First of all, there is the view that green-field projects
are by their nature easy. After all, there is no need to cope with hideous
legacies. Also, the ability to create something from scratch in our image and likeness
is naturally viewed as a major plus. This view of green- field reminds me of
Julie Andrews spinning and dancing around the beautiful green hills of
Switzerland under the melodious background of the Sound of Music!
The truth is that, usually driven by ambitious start-up deadlines,
green-field projects require the express deployment of a variety of systems with under-developed resources, and with super-aggressive timelines. Having successfully gone through just such scenario during my last professional stint, I can actually confirm that green-field
projects resemble much more the green field of a football field with you
quarterbacking a team starting its first down from your own five yard line and
expected to score a touchdown in less than a minute through rushes, sacks and
no timeouts. Think of Elway's Drive against Cleveland to get an idea.
Start-up driven green-fields projects demand different kinds
of focus and priorities from typical legacy transformation projects.

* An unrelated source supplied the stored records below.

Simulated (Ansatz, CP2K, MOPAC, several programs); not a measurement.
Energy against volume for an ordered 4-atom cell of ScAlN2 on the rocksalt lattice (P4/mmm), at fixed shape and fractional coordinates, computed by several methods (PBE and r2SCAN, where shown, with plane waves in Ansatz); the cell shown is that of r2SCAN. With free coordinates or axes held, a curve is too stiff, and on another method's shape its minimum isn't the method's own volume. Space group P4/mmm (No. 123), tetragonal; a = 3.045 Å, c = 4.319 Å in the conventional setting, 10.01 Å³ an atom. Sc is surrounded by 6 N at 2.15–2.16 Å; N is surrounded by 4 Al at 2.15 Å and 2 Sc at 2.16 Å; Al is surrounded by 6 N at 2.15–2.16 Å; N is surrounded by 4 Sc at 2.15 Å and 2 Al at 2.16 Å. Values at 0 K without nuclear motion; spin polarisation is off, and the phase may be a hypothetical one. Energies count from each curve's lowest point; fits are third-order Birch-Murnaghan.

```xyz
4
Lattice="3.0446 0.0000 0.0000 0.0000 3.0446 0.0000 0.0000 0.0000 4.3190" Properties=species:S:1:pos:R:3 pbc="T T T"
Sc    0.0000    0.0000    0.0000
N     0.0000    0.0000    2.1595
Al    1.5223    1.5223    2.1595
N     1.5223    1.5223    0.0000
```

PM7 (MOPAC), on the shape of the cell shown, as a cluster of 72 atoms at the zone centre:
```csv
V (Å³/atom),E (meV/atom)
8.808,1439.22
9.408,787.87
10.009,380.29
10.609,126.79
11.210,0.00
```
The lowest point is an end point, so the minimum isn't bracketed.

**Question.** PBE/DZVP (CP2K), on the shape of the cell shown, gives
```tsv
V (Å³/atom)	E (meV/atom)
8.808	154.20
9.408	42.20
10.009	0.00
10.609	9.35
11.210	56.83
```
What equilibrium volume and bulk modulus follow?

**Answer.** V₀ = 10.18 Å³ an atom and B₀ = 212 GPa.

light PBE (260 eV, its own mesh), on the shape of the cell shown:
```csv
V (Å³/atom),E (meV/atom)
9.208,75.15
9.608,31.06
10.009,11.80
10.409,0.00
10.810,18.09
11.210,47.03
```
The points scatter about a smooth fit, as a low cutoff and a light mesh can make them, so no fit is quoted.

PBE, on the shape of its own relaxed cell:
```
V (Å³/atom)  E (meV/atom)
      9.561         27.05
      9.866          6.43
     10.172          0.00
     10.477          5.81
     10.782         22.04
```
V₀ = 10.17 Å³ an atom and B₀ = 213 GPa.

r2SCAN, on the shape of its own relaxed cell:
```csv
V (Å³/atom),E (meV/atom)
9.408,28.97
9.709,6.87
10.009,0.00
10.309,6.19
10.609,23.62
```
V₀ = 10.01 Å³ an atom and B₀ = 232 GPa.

These are some of the major differences:
These are some of the major differences:
·
In transformation initiatives you are more
likely to sacrifice schedules to meet minimum functionality requirements. You will almost never be allowed to replace a legacy
system with lesser functionality.
·
In a green-field project you have to focus on delivering
the minimum required functionality necessary to launch or bootstrap the initial
systems. The success of the start-up depends on the green-field results of a
mission critical basis, and there is simply no alternative to fallback to
legacy.
·
Expectations for a transformation delivery are
that it will be of high quality. There is little tolerance for any new systems breaking
down as they replace old-tested solutions.
·
In a green-field delivery, you should assume failures
are more likely to occur and, most likely, the opening of the business won’t
want to wait for you to do a lot of testing. It’s reality. You should put a
higher focus on remediation processes and tools when launching a green-field
deliverable. Also, you will have to be a lot more agile in how you implement
changes in a green-field deployments versus a more structured legacy transformation
initiative.
·
Because you are expected to meet crazy deadlines
and diminishing budgets in a green-field project, innovation becomes even more
critical. You’ll have to be very
creative and quick on your feet in figuring
out ways to leverage preexisting solutions in the market or come up with
creative ‘hacks’ to get the delivery out the door. Still, you will also be
obliged to maintain a minimum of best practice standards to ensure that after
launch clean-up is as painless as possible.